LCRA urges residents to prepare for release of water
AUSTIN, Texas (FOX 7 Austin) - For the past several days, water has been released from Lake Austin through a single gate at the Tom Miller Dam. The limited release was done to reduce the flood threat downstream on the Colorado River south of Austin.
The slow release resulted in water continuing to build up in Lake Travis behind Mansfield Dam. That had water creeping into Graveyard Point. It's a familiar sight for Della Robbins and its why Thursday morning she was moving things to higher ground.
"I'm pretty much ready my dingy on the other side I have tied off from the other side. I come and check it every day when the water is high,” said Robbins.
Robbins isn't worried about her home because it's designed to float but the repair job on her deck, which was damaged during the October flood, will have to wait. "And you can see I have a shed there and it floats also … I'm ready,” said Robbins.
Robbins said a neighbor pulled his RV out earlier in the day.
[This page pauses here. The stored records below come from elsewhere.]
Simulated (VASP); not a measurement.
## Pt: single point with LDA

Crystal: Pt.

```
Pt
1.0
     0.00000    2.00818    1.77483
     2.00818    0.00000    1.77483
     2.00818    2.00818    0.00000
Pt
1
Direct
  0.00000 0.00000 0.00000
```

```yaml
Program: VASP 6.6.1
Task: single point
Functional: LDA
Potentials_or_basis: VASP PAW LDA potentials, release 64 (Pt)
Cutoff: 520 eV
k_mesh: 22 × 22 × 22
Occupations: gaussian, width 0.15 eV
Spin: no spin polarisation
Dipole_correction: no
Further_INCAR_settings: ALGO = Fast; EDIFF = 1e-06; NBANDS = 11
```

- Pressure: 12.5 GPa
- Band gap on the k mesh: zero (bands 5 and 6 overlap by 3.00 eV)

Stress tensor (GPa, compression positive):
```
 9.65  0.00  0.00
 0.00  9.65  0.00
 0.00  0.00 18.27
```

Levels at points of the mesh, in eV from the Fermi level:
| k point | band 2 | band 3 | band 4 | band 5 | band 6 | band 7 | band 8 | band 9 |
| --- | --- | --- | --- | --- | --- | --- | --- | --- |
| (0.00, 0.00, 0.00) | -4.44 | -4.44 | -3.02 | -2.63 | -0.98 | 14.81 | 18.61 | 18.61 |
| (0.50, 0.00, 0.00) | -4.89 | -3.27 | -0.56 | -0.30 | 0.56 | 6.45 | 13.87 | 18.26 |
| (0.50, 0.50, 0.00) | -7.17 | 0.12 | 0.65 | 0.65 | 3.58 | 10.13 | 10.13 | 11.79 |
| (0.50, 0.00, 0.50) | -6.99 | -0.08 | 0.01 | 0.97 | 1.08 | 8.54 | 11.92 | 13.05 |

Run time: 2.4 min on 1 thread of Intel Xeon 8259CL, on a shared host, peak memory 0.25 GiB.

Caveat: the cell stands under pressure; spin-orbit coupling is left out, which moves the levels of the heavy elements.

Another neighbor Debbie Galliher, who also has a RV, spent the day wondering if she should evacuate. "I have a son in law that lives here in Lakeway that can pull me out really quick, I'm new out here, I moved from Liberty Hill, I have nice neighbors that are keeping me informed I'm very nervous because I saw the news how things were here last October. It's not like this in liberty Hill but I'm prepared I think,” said Galliher.
The decision to open more floodgates will help reduce flooding on Lake Travis and Lake Buchanan but it will bring a new surge of water into Lake Austin. The last big release in October, according to Tom Coplin, overwhelmed his dock at his River Road home.
Coplin's dock, like most on Lake Austin, is in a fixed location.
It's their watercrafts that have to be flexible. "Last fall we had the flood event, I think we had an hour or less notice typically we they give us a day or so but the last one in the fall was about an hours’ notice so we were unable to take our boat out so what we had to do was tie her up and we just floated it was annoying and inconvenient but the boat was fine and things were OK,” said Coplin.